Wednesday, December 29, 2010

Why do stores hate my body?

This isn't directly related to virginity or singledom. However, it is about the plight of the modern American woman and has been on my mind the past 24 hours. :-P So I wanted to blog about it.

I was doing some after-Christmas shopping with my fellow virgin friend, Amy. After a couple hours of finding nothing, I whipped out my phone and put on my facebook status, "I don't understand why stores don't like my body. I'm not the only one with curves in this city!"

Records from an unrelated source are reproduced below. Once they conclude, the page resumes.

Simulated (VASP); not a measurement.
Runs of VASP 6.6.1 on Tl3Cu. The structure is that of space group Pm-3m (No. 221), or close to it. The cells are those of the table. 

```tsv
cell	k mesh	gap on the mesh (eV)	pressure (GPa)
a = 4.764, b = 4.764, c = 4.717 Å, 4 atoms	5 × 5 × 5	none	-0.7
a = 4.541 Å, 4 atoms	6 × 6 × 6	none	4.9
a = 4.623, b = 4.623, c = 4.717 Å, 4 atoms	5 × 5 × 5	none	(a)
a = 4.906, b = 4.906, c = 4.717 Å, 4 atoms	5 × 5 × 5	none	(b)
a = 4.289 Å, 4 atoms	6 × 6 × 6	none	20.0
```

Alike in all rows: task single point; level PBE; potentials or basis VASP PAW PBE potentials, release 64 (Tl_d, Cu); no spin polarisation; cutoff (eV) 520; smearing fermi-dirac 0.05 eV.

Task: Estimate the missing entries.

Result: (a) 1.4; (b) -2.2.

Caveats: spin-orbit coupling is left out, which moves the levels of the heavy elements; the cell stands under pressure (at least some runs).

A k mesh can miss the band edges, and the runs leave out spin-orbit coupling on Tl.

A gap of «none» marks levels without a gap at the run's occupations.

Oh the slew of comments that followed! I don't think I've ever had such an active discussion on my status. Basically, everyone agreed that shopping sucks and it's hard to find anything that flatters your body. The crazy thing is, it's hard for everyone. EVERYONE. Well, at least everyone who responded to or "liked" my status. Not all of them were curvy. One girl was short and lamented that she can't find anything either. She has to get clothes altered. Even one guy said he can't find any clothes.

I don't HATE my body. I like having curves, though I do wish the butt was a little smaller! It's not fun shopping for pants or skirts when your hips are two sizes bigger than your waist (according to the clothing makers). I just get frustrated when clothes that suit my frame are not "in style."

I know what looks good on me. I'm not a poor grad student anymore or a broke teenager who doesn't know any better about what clothes to get. I hate having to "settle" for second-best (or third-best) clothes even though I now can afford to pay more for nicer stuff. It used to be I had to settle for not-as-flattering stuff because it was the cheapest thing that could get over my hips. I can pay $50 for a flattering skirt now (which I did, by the way, on this shopping trip because I couldn't find one like it anywhere else).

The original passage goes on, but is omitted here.